With Fulton likely to be missing, the Republicans (in the minority) would manage their efforts through Rep. Charles Mosher (R-OH). Mosher was deeply troubled by the increases to federal spending. The $300 million proposed by Teague’s subcommittee and adopted by the full science committee was too much for him to support. Mosher went to see Minority Leader Gerald R. Ford (R-MI). Ford had little love for the Shuttle idea as well, and was also concerned about the big increase. If Nixon wanted the Shuttle, why didn’t he say so? And if Nixon would accept the increases, he should day that, too. Instead, the White House was still silent on what kind of space program it envisioned after Apollo.

Together, Ford and Mosher agreed to support cutting the Shuttle funds from the NASA bill when it got to the House floor. In essence, they would join forces with Karth, who was also planning a move of his own.

Mosher called together his supporters- Reps. Roudebush, Winn, Frey, and Price. Had Fulton been present, an anti-Shuttle coalition would have been much harder to assemble among the Republicans. But in his absence, Mosher thought the cuts would stand.
The final debate began on April 23, 1970, less than two weeks after the crippled Apollo 13 had returned from the Moon.

Chairman Miller rose to defend his requests for NASA increases for the proposed Shuttle project. “The key to success for the nation’s future space effort lies in the development of a low-cost recoverable and reusable space transportation system,” Miller told the House. “The Space Shuttle will dramatically reduce the cost of putting people and cargo into space.”

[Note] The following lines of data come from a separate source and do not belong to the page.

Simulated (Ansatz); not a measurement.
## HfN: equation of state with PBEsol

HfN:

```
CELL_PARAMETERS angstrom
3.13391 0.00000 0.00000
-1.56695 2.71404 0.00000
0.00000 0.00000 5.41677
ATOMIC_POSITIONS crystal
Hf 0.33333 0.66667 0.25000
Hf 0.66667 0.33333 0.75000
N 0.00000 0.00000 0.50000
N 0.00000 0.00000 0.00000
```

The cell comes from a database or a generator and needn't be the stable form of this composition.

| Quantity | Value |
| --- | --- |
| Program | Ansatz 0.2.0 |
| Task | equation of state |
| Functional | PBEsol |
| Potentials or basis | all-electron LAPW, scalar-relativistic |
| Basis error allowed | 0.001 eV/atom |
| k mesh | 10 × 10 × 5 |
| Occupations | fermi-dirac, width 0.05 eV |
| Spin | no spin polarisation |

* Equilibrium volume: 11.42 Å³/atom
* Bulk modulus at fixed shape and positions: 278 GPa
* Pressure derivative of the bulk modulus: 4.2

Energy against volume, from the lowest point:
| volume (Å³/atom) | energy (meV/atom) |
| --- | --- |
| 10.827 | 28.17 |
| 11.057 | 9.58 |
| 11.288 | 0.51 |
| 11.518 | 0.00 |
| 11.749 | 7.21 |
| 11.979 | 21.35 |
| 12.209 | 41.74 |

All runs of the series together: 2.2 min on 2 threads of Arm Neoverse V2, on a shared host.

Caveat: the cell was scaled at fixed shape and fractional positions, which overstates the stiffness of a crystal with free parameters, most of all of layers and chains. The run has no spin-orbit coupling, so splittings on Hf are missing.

Mosher rose to attack the increases. He expressed dismay that manned spaceflight was getting so large a budget boost beyond the administration’s request, and in light of the reductions being made to robotic space missions.

Karth now rose and proposed a substitute. He would fund the Shuttle at a study level only. His amendment would strip out $240 million of Teague’s increases, and cut another $50 million from manned spaceflight and another $110 million from Nixon’s NASA request. If it passed, there would be no manned space flight after Skylab.

Karth also suggested that in effect funding for the Shuttle in the 1971 Fiscal Year was the opening gambit in a NASA effort to override Nixon and get support for a manned Mars mission. “This mission to Mars will cost $50 to $100 billion before its over,” Karth said. The Shuttle was but a down payment on the idea. Even the space station could only be justified by its role in planning more advanced manned missions. And he was against that, too.

Fuqua had heard enough. “I am puzzled by the statement that the Shuttle is in some way mixed up with the Mars landing,” he said, looking in Karth’s direction. Other Shuttle advocates rose to suggest that mentioning Mars were just an attempt to blunt the arguments for the Shuttle’s abilities as a logistics vehicle. By attaching the Shuttle to Mars-and even to a space station- the project might be killed outright. Both Mars and the space station were highly unpopular topics in Congress in the spring of 1970.

These arguments continued, right up to the roll call. In 1970, there were no provisions for electronic voting. Members had to stand in lines, one for or one against. One line was to vote for the Karth amendment, killing Shuttle funding. The other was against – i.e. for the Shuttle

But the battle wasn’t yet over. Several members continued to argue over the Shuttle’s true purpose as they lined up to vote. Confusion broke out, with some members saying later they thought they were in line to vote to kill the Shuttle, not the Karth amendment. The chair called the total- a 53-53 tie. Under the rules, the proposed amendment failed.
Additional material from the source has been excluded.